E.C.S. – Emergency Condiment Spreader

The E.C.S. (Patent Pending)

E.C.S. – Emergency Condiment Spreader

Here it is, after 10 years of contemplating and dreaming, the Emergency Condiment Spreader, Rev.1

Note: If your Google-Fu is good, you should be able to find production Knives from TIMBERLINE for sale now

This particular model was designed due to a general lack of functionality in knives for river guides. I spent quite a few years a whitewater rafting guide on the Kern River in California. I always hated all the guide knives that were available, and got sick of losing them all the time. It’s the same with all the other guides I know.

The problem with most of the knives is the retention system, they ALL suck. Period. At least all of them we have seen. Either the retention system is weak, and you lose your knife regularly, or the retention works, but you have to remember how to unlock the damned thing to deploy it.
I don’t want to be trapped under my boat, drowning, and have to remember how to deploy my knife. That would SUCK.

The mechanism on this knife is designed so that it is positively locked, yet requires no thought as to how to deploy it. The simple act of grabbing it releases it from the sheath!

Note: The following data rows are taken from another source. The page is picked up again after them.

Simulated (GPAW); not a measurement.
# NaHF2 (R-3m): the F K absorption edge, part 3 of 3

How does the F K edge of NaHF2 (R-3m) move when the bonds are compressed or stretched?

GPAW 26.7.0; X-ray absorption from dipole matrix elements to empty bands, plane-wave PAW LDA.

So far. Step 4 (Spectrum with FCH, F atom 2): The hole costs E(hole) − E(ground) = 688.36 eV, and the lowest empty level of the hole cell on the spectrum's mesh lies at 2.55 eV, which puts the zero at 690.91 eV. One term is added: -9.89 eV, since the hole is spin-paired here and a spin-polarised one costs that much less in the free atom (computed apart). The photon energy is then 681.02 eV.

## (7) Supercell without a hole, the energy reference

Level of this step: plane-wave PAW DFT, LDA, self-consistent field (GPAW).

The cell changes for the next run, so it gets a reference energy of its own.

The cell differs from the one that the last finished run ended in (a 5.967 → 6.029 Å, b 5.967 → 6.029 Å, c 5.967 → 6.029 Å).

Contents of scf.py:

Also, loads of the knives marketed to guides have a blunt point. That is asinine. In all the years I spent on the river, I know of 3 times a knife was used in an emergency. 2 of those times were cutting through the floor of a boat. Once from the top down, rescuing a trapped customer, the other from the bottom up, a guy saving himself. If either of these people had a blunt tipped knife, there would have been a drowning.

The 1st revision of this knife is designed with a chisel ground, tanto point. A very strong, and very piercing tip. Specifically designed to slice right through the thick Hypalon many boats are made from.

The flat backside makes a real nice Peanut Butter spreader. (The most typical use of a guide knife).

The sheath on this revision is made from ABS plastic. It is one tough plastic. I have discovered its chemical resistance is lacking, so the next revision will use something else. Fortunately, on the river, we seldom encounter many bad chemicals. Ideally, if this knife goes into production, they will be molded from some sort of high impact, UV/Chemical resistant plastic. There is detent, or pawl like flap in the sheath, pressing against the blade, keeping it from rattling. I hate it when knives rattle.

I’ve started the patent process on this mechanism, and have received a provisional patent on it. This mechanism could have an awful lot of different knives for different applications built around it. I envision knives for Military/LEO, Search and Rescue, Swiftwater Rescue, etc…

Anyhow, enough of my yammering, here’s the knife.

It’s kind of hard to tell, but the knife with the BF logo on the spring is textured Carbon Fiber, the other black handled knife is regular, woven Carbon Fiber, and the other is textured, Orange, G10.